They’re big, they’re powerful and they may be getting slapped with antitrust suits for abusing their dominance in the tech and commerce fields.
Google, Facebook, Amazon, even Netflix don’t merely loom large over their competitors, they also own vast amounts of consumer data which only increases their reach and keeps them growing. That makes them potential investment risks, says Bryden Teich, portfolio manager with Avenue Investment Management in Toronto, who cautions that while Amazon’s tussle with the competition bureaus may still be a ways off, companies like Google and Facebook might face their moments of reckoning sooner rather than later.
“There’s a lot of risk, but I think the risk is bigger [with Google and Facebook] than with Amazon,” says Teich, speaking to BNN. “Especially with what’s going on in Europe. If that happens [to Amazon], it’ll be negative for them but I don’t think it’s going to happen anytime soon.”
Last year saw Europe’s competition commission hit Google with a 2.4 billion-euro penalty ($3.3 billion Cdn) for misusing the company’s search engine dominance to promote its own Google Shopping service, with more from the EU against Google expected in 2018.
But concerns about monopolies in the tech industry are nothing new, of course, with notables going back to IBM’s battle with the US government in the late 1960s and 70s over claims that it unfairly dominated the mainframe business and Microsoft’s lengthy court case in the late 1990s and 2000s over alleged competition-stifling regarding its Windows operating system.
In both of those cases, IBM and Microsoft were charged with purposefully bundled together products so as to starve out other players in the space — IBM with its mainframe computers, software and servicing contracts and Microsoft by requiring that PC-makers who wanted to feature Windows also needed to include Internet Explorer, Microsoft’s own web browser, as the sole option (thus, hurting competitors like Netscape).
The case against IBM was ultimately dismissed, and while Microsoft was originally found guilty and ordered to split up the company, that ruling was overturned on appeal, resulting in a (too light, by some accounts) settlement calling on Microsoft to adjust some of its practices.

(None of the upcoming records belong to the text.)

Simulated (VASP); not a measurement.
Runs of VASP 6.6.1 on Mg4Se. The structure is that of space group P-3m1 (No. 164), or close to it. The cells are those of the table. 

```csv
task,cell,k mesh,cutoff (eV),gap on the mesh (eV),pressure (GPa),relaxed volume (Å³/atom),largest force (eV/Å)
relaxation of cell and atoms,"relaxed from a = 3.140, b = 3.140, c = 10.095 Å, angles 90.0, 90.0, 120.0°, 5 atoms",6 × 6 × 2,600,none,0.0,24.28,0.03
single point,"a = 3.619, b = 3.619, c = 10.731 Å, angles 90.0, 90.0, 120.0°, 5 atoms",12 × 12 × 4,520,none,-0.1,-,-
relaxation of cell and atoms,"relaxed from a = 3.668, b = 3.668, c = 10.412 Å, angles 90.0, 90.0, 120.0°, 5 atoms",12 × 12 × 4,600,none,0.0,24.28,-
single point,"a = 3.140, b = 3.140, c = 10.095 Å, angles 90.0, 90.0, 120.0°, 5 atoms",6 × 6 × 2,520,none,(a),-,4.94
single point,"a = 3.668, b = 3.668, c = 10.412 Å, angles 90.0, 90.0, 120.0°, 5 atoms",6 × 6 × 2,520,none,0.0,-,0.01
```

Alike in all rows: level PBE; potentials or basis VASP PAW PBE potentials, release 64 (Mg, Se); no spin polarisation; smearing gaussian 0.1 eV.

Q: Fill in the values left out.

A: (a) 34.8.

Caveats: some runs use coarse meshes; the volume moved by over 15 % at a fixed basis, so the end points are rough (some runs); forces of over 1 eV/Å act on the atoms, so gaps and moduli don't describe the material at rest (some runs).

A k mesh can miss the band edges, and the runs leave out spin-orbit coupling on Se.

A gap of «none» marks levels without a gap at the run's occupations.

But while coming out relatively unscathed, Microsoft’s brushes with antitrust suits have nevertheless had a dampening effect on the company, say industry experts. While still a prevailing force within high tech, Microsoft’s stance as top dog has been ceded to the likes of Google and Apple. Where it once commanded 90 per cent of the computer platform market, Microsoft Windows is now well behind Google’s Android and Apple’s iOS in the computer and device markets.
“Since the antitrust suit, [Microsoft] has become much more cautious and much less aggressive,” says Michael Cusumano, a professor at MIT Sloan School of Management, to the Seattle Times. “They’re afraid, it seems. Whether it’s antitrust in U.S. or in Europe, they seem to be slowly reacting to the world around them, rather than trying to get in there fast.”
It’s unknown how legal action against today’s tech giants will affect their progress going forward, nor how investors will react. Share prices for Alphabet Inc, for example, continue to trend skyward even in the face of more looming court cases in Europe. But whether a US antitrust case would turn out to be a similar non-event is unclear. For its part, Microsoft’s share price did take a nosedive in the early 2000s, but so did every other tech company’s during the dot-com crash.